When my theatrics failed to produce the desired results, I resorted to crying very loudly, right up against the glass.
I carried on in that fashion until my mom poked her head outside and, instead of taking pity on me and warmly inviting me back inside as I had hoped, told me to go play in the side yard because I was fogging up the glass and my inconsolable sobbing was upsetting my grandmother.
I trudged around to the side of the house, glaring reproachfully over my shoulder and thinking about how sorry my mom would be if I were to die out there. She'd wish she would have listened. She'd wish she had given me a piece of cake. But it would be too late.
But as I rounded the corner, the personal tragedy I was constructing in my imagination was interrupted by a sliver of hope.
Just above my head, there was a window. On the other side of that particular window was the room in which my mom had locked the cake. The window was open.
The window was covered by a screen, but my dad had shown me how to remove a screen as a preemptive safety measure in case I was trapped in a fire and he couldn't get to me and I turned out to be too stupid to figure out how to kick in a screen to escape death by burning.
I clambered up the side of the house and pushed the screen with all my strength.
It gave way, and suddenly there I was – mere feet from the cake, unimpeded by even a single obstacle.
I couldn't fully believe what had just occurred. I crept slowly – reverently – toward the cake, my body quivering with anticipation. It was mine. All mine.

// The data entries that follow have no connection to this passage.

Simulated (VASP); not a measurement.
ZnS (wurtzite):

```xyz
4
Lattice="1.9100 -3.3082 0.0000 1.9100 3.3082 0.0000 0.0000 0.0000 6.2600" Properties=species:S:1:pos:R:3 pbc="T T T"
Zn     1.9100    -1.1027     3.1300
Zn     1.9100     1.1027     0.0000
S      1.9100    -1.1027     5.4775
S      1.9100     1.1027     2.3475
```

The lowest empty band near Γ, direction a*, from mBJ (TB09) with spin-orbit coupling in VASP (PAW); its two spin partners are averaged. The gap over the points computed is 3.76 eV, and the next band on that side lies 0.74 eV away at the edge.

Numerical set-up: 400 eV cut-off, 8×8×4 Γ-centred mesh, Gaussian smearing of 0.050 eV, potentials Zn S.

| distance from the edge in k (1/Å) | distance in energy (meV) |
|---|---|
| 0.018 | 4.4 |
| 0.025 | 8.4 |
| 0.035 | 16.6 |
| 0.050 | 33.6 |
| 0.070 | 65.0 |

I ate the entire cake. At one point, I remember becoming aware of the oppressive fullness building inside of me, but I kept eating out of a combination of spite and stubbornness. No one could tell me not to eat an entire cake – not my mom, not Santa, not God – no one. I would eat cake whenever I damn well pleased. It was my cake and everyone else could go fuck themselves.
Meanwhile, in the kitchen, my mother suddenly noticed that she hadn't heard my tortured sobbing in a while.
She became concerned because it was unusual for my tantrums to stop on their own like that, so she went looking for me.
When she couldn't find me anywhere, she finally thought to unlock the bedroom door and peek inside.
And there I was.
I spent the rest of the evening in a hyperglycemic fit, alternately running around like a maniac and regurgitating the multi-colored remains of my conquest all over my grandparents' carpet. I was so miserable, but my suffering was small compared to the satisfaction I felt every time my horrible, conniving mother had to watch me retch up another rainbow of sweet, semi-digested success: this is for you, mom. This is what happens when you try to get between me and cake – I silently challenged her to try again to prevent me from obtaining something I wanted. Just once. Just to see what would happen. It didn't matter how violently ill I felt, in that moment, I was a god – the god of cake – and I was unstoppable.